Market Updates
Wall Street Rally Gathers Steam
Barry Adams
04 Oct, 2022
New York City
Stocks extended rally for the second day in a row as fears recede on Wall Street.
Market mood improved on the hopes that the Federal Reserve may slow future rate hikes and may even pause as the U.S. rate hikes are stoking worldwide commodities inflation and currency market chaos.
The British pound, the Japanese yen and the euro have dropped at least 20% in the last six months, since the Federal Reserve began its aggressive rate hike in March.
Tensions also receded after Credit Suisse executives reassured investors over the weekend that the investment bank has sufficient liquidity.

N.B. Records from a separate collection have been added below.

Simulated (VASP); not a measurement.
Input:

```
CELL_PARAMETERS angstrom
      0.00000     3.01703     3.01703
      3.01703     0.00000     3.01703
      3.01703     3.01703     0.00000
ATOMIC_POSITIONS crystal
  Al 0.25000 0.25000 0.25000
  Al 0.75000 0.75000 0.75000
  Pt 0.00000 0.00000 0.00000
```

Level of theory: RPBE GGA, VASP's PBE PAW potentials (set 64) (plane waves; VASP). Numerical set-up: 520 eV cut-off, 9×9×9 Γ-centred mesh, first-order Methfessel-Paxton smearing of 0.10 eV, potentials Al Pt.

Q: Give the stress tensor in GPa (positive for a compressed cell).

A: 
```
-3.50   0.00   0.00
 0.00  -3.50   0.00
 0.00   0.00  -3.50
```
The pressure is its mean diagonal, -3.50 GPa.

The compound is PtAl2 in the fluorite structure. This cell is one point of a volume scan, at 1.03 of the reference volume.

Market sentiment also improved after the number of job openings declined to 10.1 million in August from a downwardly revised 11.2 million in July, the U.S. Census Bureau reported Tuesday.
The job openings are still near the record 11.9 million in March, but the slight easing of the data also contributed to positive sentiment.
The S&P 500 index jumped 2.8% to 3,781.24 and the Nasdaq Composite index surged 3.3% to 11,600.59.
The VIX index, a measure of market volatility, declined 5% after investors focused on searching bargains among the recently beaten down stocks.
Crude oil increased $2.94 to $86.41 a barrel and natural gas increased 23 cents to $6.71 a thermal unit.
The yield on 2-year notes decreased to 4.05%, 10-year notes fell to 3.58% and 30-year bonds eased to 3.67%.
European Markets Extend 2-day Rally
In Europe, market indexes accelerated gains following the sharp gains in New York.
In addition, the natural gas prices eased in Europe trading and dropped to a ten-week low.
Brent crude oil price in London rose 3.2% to $91.62 a barrel and TTF natural gas prices declined 6.4% to 159 euros a megawatt hour.
The DAX index increased 3.5% to 12,630.29, the CAC-40 index soared 3.9% to 6,022.79 and the FTSE 100 index gained 2.5% to 7,080.90.
the euro rebounded and moved further away from a 20-year low to 99 U.S. cents and the British pound jumped to $1.14.
The Italian 10-year bonds yields also improved to 4.2% from the 10-year high of 4.5% in the end of September.
Asian Markets Surge, N Korea Fires Missile
Stocks in Asia gained on the improved global market sentiment and a decline in the U.S. dollar.
Stocks jumped in Tokyo despite North Korea firing a missile over Northern Japan before landing in the Pacific ocean.
North Korea fired the missile before warning Japan's military as the communist nation stepped up its weapons testing program.
Smaller-than-expected rate increase of 25 basis points by the Reserve Bank of Australia also contributed to market sentiment.
The Nikkei 225 index jumped 2.96% to 22,962.21, the Hang Seng index fell 0.8% to 17,079.51 and the Sensex index increased 2.2% to 58,065.47.
Defense sector stocks in Tokyo rose after North Korea fired a missile for the first time in five years.
The Reserve Bank of Australia hiked its key lending rate by 25 basis points and 10-year government bond yield dropped to a two-week low of 3.7%.
The RBA revised its key lending rate to 2.60% from 2.35% and added that additional rates are required to bring down inflation back to its target range between 2% and 3%.